Bridge stability

Roger Dingledine arma at mit.edu
Mon Feb 15 19:14:33 UTC 2010


On Mon, Feb 15, 2010 at 09:29:19AM +0100, Karsten Loesing wrote:
> So, are these good news? Personally, I had expected worse
>results. During most of the time, availability is surprisingly high. An
>80% chance of the bridges working even after 96 hours seems fair.

Hi Karsten,

Thanks for the analysis. This result is indeed good. But:

> I should state that there is one major inaccuracy in the analysis:
>Bridges that change their IP address are not reachable by their
>clients anymore. In theory, clients are able to download updated bridge
>descriptors from the bridge authority to learn about new IP addresses,
>but this functionality is not implemented yet. However, I cannot take
>changing IP addresses into account for this analysis, because I removed
>the IP addresses when sanitizing the bridge descriptors. Hah! Maybe we
>should just fix this problem by implementing the missing functionality.

This part is worrisome. That means your analysis is assuming the bridges
always stick to the same IP address, right? It's worth trying to do
the analysis when we take into account that some bridges are on highly
dynamic IPs (e.g. daily).

What's the process by which we sanitize them? It seems that a fine
solution would be to hash the IP addresses keyed with a secret that
remains constant across the hashes. So you could tell if the IP addresses
are the same without being able to tell what they are. The main challenge
there is keeping the secret somewhere secret in between batches (and
maybe rotating the secret monthly, for some level of forward secrecy).
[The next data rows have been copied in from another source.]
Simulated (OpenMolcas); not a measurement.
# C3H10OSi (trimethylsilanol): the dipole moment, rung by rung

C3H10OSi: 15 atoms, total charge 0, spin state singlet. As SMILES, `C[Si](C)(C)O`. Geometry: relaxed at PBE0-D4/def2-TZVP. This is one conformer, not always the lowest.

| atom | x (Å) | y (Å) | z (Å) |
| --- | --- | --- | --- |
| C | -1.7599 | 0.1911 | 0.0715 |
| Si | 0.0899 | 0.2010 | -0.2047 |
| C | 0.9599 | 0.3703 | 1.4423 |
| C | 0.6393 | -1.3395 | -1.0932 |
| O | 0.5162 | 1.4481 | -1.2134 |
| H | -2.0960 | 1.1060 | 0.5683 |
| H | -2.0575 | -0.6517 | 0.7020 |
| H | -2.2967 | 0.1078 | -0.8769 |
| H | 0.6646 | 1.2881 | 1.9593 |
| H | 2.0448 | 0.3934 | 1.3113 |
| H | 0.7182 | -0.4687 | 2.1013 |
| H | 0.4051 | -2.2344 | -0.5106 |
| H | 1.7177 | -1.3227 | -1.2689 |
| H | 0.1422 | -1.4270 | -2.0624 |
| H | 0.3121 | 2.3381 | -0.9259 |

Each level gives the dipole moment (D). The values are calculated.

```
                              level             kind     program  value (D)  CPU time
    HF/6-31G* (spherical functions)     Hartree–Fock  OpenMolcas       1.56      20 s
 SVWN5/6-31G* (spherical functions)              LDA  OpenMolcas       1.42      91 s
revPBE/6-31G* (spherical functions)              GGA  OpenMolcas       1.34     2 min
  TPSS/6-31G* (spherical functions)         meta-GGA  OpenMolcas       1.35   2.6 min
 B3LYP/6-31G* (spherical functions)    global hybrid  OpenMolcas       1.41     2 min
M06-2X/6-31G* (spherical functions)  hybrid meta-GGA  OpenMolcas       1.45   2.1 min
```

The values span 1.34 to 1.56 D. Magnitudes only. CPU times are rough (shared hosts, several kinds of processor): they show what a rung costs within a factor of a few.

> Another minor issue that Roger told me is that the bridge authority
>assigns the Stable flag to almost every bridge. If there was a sane way
>of assigning the Stable flag and we gave out, say, at least 1 bridge
>with the Stable flag, would this improve availability? This is rather
>hard to simulate. Maybe we should fix the Stable flag for bridges and
>run this analysis a second time as soon as we have some data. So many
>things to fix...

Yep. If we want to get even more ambitious, we might want to revive
Nick's proposal 146, "Add new flag to reflect long-term stability".